記事

Governing Data Across the Analytical Ecosystem

The proliferation of multiple data platforms and shared responsibilities between IT and the Business requires a renewed focus on Data Governance

Mike Dampier

2018年11月6日 5 分で読める

Historically, data governance has been a challenging topic of conversation for decision makers. Technologists have faced an uphill battle trying to engage business consumers to actively take ownership of “their” data.

Organizations require a huge cultural shift to move from a single integrated Data Warehouse to an analytic ecosystem optimized to deliver analytic results while minimizing complexity in the cloud and on-premises. The rush to enable advanced analytics without proper planning leads to new ways to duplicate, orphan and silo data.

The proliferation of multiple data platforms and shared responsibilities between IT and the Business requires a renewed focus on Data Governance that most organizations haven’t even contemplated.

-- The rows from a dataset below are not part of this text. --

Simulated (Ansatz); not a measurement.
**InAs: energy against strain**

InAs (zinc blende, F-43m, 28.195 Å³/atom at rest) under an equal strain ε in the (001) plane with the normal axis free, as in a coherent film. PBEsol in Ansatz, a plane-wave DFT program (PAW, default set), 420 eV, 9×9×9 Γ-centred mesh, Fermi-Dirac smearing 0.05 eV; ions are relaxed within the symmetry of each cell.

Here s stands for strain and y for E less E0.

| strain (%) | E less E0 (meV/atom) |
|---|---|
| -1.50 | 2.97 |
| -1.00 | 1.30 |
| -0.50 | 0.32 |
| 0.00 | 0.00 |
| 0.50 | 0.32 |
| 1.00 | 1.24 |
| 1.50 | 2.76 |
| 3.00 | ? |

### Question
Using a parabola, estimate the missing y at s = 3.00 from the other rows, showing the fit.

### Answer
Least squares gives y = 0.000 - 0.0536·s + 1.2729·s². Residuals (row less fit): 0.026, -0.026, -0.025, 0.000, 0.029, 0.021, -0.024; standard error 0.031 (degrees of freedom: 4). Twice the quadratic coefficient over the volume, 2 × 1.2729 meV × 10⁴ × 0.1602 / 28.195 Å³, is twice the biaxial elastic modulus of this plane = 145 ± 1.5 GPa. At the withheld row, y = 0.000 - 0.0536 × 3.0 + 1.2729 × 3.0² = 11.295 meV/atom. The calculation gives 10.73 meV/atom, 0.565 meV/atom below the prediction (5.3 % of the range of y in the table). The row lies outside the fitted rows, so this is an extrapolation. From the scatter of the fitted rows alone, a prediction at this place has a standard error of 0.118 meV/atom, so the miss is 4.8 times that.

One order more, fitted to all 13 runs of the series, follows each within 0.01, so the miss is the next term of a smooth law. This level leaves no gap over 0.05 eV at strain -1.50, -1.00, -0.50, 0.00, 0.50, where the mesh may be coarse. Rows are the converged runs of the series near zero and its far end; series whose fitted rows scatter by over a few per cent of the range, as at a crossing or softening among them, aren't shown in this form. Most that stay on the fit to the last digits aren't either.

Figure 1. Tightly coupled data at the core of the Analytical Ecosystem digresses to loosely and non-coupled on the edge

What is the Cultural Shift?

Data scientists, business users, analysts and casual data consumers all want fast access to clean, related, pertinent, and timely data. Enabling and deploying new advanced analytics, machine and deep learning capabilities in a cost-effective manner across the entire analytical ecosystem places new demands on Business and IT. Explicitly, the shift is in who deploys data, where it is deployed, how tightly is it integrated, who provides business context and who governs what. That’s a lot of change from the days of a “Single Version of the Truth”.

Who deploys data?
This is the easy part. With the introduction of the Analytical Ecosystem, both IT and the Business have the ability to deploy data. But data deployed by IT and Business likely has very different lineage, provenance, and lifecycles. IT, you are still the owner of enterprise data (application sourced, trusted, transactional, and master data). It is IT's job to deploy that information in appropriate forms. Business, it is your job to integrate this data with our own sources, like external public domain data (weather) or purchased data (demographics/psychographics) in your sandboxes, lakes, etc…

Who governs what?
This is a bit more complex. If you guessed the group that ingested the data, then you would be partially correct. The business still owns all of Data Governance from a quality perspective. The Business also still owns the business-related metadata associated with enterprise data. But now the Business owns governing the business context (business and technical metadata) of the data they are ingesting to ensure that it can be integrated (if needed) with enterprise data. Did IT just shirk some of their responsibility? Not exactly, let’s discuss their new responsibilities next.

Where is data deployed?
This topic is actively debated in nearly all of my clients and across entire industries. Like the messaging coming from Hadoop vendors a few years ago, now Cloud vendors are advocating that all your data should be on their platform. Every time there is a new technology (and they are coming at us faster now), they have the same old one-liner, “All your data should be here”. Should your data be in a cloud vendor’s Data Lake? Yes, some of your data should absolutely be in the Data Lake (on-premises or in the cloud). Also, some of your data should also be in Sandboxes, Labs and Data Marts. Additionally, your clean, curated and trusted data should be in your Data Warehouse.

Most importantly, the platforms should be interconnected via a high speed fabric that enables physical and virtual projections. IT this is your new governance responsibility. Deploying centrally managed scalable data virtualization technologies enables sharing data at runtime without having to build complicated data synchronization processes. This has real business value for certain analytical use cases and should be deployed as a standard capability within your analytical ecosystem.

IT, it is also your responsibility to know where all the data is deployed, what the data’s technical metadata is, what the data’s lineage and provenance is, who is using the data, how the data is being used, and how frequently. Why? Because it is your responsibility to manage the overall cost to deploy and manage the Analytical Ecosystem. By enabling Self Service (including Data Ingestion) for the Business, you must take on new governance roles to ensure a fully functioning, self-provisioning and cost-effective environment.